Several of the attractions on this list are within greater New York City but are popular day-trip excursions, like Coney Island, Governors Island, and Rockaway Beach; they're ideal for a fun day of recreation and relaxation.
A few destinations on this list are considerably farther away and require a bit more effort to get there. Washington D.C. is over three hours away by train, but it has many impressive cultural attractions that merit the journey. Niagara Falls in Upstate New York is a seven-hour drive from New York City; however, it's possible to visit for the day by taking a flight and organized tour.

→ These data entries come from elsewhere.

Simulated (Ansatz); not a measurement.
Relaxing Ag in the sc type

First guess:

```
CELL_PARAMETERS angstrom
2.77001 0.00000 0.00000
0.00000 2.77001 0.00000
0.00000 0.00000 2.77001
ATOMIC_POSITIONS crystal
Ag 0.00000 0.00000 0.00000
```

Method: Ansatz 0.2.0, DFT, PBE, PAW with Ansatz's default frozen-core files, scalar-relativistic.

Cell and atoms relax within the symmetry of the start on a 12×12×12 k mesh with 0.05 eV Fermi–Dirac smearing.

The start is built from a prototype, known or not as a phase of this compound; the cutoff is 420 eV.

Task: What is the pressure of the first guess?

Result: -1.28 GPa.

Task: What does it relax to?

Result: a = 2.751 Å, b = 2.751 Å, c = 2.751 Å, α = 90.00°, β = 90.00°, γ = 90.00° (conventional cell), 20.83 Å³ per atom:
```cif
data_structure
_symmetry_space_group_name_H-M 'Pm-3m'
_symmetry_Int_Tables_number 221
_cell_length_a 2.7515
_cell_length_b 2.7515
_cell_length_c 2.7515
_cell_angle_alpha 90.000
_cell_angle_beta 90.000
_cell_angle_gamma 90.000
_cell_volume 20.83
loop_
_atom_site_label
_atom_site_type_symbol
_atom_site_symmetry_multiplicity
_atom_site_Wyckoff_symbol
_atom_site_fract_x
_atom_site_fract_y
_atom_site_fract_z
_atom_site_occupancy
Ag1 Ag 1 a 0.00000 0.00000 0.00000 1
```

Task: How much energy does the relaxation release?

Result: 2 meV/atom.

Learn about the best places to visit and things to do around the Big Apple with our list of the top day trips from New York City.
1. Washington, D.C.
Washington, D.C. is a city of epic proportions, in its architectural monuments, as well as cultural heritage. The first president of the United States, George Washington, commissioned French-born city planner Pierre Charles L'Enfant to develop the nation's capital in 1791. L'Enfant designed broad streets and avenues that recall the grand boulevards of Paris, the most elegant capital city of Europe at the time.
The government buildings of Washington, D.C. were designed in lavish Neoclassical style, revealing an architectural and cultural influence from ancient Greece and Rome where democracy first flourished.
Today tourists are inspired by the city's rich heritage, seen in its iconic landmarks, evocative memorials, and superb museums.
Among the many tourist sites of Washington, D.C., two of the most emblematic are the magnificent domed Capitol building, seat of the House of Representatives and the Senate, and The White House, the U.S. President's official residence. Tours of the Capitol are available for individuals and groups (advanced reservations are recommended). Guided tours of The White House must be scheduled in advance.
To admire larger-than-life tributes to important U.S. Presidents, visitors should see the Jefferson Memorial and the beloved Lincoln Memorial on the National Mall, an expansive park space. In view from the Jefferson and Lincoln memorials is the Martin Luther King Jr. Memorial (unveiled in 2011) honoring the prominent leader of the 1960s Civil Rights Movement.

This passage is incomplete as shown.